Parliament has resumed from its summer break and the latest ministerial reshuffle has included one key new appointment in the Ministry of Justice. Shailesh Vara, the MP for the rural seat of North West Cambridgeshire, has replaced Helen Grant MP as the minister responsible for issues including civil justice. While the Secretary of State, Chris Grayling, will no doubt be involved, it is the new minister who will announce the Government's decision, when it comes, in response to the consultation which closed back in March on reducing the number and cost of whiplash claims including the important decision in relation to the small claims track limit which may well impact on all types of injury claim. This of course is the decision which had been delayed to the autumn whilst the MoJ look at the Transport Select Committee's report which came out in late July.
Mr Vara is a solicitor who says in his publicity that he worked at "City and West End of London firms", which apparently included CMS Cameron McKenna. He comes from a business background, so it might be thought he would be more sympathetic to reducing costs and administrative burdens to business than the last minister. While he will need some time to get his feet under his new desk, which may mean that any decision on the small claims track limit should not now be expected much before Christmas; insurers may be reassured about the background of the new minister making the decision.
On the claims side, the Portal Company have now produced no statistics as to the number of new claims notification forms since they last did so back on 2 August, when they released figures for the month of June. The statistics for both July and August are now overdue, but will presumably be issued shortly. In the meantime, the pace of change in the claims marketplace continues to be quick.
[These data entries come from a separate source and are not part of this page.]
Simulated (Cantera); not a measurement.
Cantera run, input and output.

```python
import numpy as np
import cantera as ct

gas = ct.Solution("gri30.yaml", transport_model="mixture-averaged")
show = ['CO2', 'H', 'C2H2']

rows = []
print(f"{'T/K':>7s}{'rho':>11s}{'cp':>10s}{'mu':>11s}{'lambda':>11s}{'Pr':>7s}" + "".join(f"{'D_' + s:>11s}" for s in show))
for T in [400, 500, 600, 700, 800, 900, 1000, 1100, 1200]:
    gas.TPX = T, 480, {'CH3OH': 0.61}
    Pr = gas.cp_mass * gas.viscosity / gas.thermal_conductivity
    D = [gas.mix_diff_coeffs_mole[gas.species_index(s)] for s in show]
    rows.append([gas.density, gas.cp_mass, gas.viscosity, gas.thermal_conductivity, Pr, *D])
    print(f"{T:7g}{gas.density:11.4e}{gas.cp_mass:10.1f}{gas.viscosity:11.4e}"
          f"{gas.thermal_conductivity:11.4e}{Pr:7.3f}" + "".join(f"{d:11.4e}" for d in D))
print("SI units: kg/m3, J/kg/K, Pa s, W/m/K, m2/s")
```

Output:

This week, the Law Society's Director of Legal Policy has expressed his organisation's public view that within three years, after more consolidation, there could be five or six giant claimant personal injury firms dominating the market. We would agree with him that signs are continuing to point that way. The Law Society go on to claim that they think there will be every incentive for those firms and their supporting organisations to increase the number of claims made, and with the backing of the substantial capital that they will have available, there will be the means to achieve this. It should be recognised that the Law Society's relationship with insurers is currently strained after the Society's "Don't Get Mugged by an Insurer" campaign, and against that background it is though difficult to give credence to the Law Society's claim that the introduction of QOCS removes a major disincentive to prevent claims. After all, under the pre 1 April processes, surely the vast majority of injury claimants were already protected against adverse costs orders by ATE policies that they did not have to pay the cost of?
Judged by the money being spent on claims advertising, confidence in some parts of the claimant injury sector remains strong. The claims management company First4lawyers representing thirty personal injury firms including SGI Legal are spending £10million on a yearlong advertising campaign based on the feel-good factor of a claimant receiving a damages cheque. Slater & Gordon are launching their own TV advertising campaign in a bid to become a household name, investing £1million in the initial phase.
Whilst Slater & Gordon's proposed acquisition of Simpson Millar has been deferred until 2014, Simpson Millar themselves have entered a joint venture with Neil Hudgell (of webuyanyfiles.com fame) to acquire existing case loads of solicitors leaving the market, and SGI Legal continue to be keen to buy existing case loads, encouraging potential sellers to do so by the end of this year to get best value for their cases.
While the large firms with capital continue to invest in the injury claims market, those at the opposite end of the scale face a very different future. The latest research is by Begbies Traynor, which reveals that of small to medium sized law firms, nearly one quarter of them are now in financial distress, one in eight of them have stopped trading during the last 12 months, whilst the Solicitors Regulation Authority have 1,200 firms on its financial stability watch list. In all of this news, there is strong evidence of the movement away from small claimant operations to much larger ones with money to spend, and while judgment must still be reserved on future claims numbers, there continue to be clear signs that the new emerging operations will be chasing claims hard in order to make their business models work.
As far as the new litigation processes are concerned, Mr Justice Ramsey, the judge in charge of implementation of the Jackson Reforms, says that he and a small group are reviewing areas of Jackson not yet implemented, and it is worthy of note that they have identified the issue of costs management prior to the commencement of proceedings as an area of focus. From the viewpoint of insurers, this is a worthwhile area for scrutiny, but careful thought will be needed as to how to achieve progress where the court supervisory process does not generally extend into this type of area pre-litigation. Another area not yet picked up by the law makers from the Jackson review is a move towards the fixing of claimant costs outside of the injury arena, and this again may be an area of focus over the next couple of years. Jackson himself argues that this should happen, writing in his preface to a special supplement of the 2013 edition of Civil Procedure that the recommended costs figures given in his Final Report for fast track non-injury claims would be worth referring to when the question of what costs are proportionate is looked at.
Whilst the direction of change cannot always be anticipated, it is clear that the pace of change is going to continue to be fast.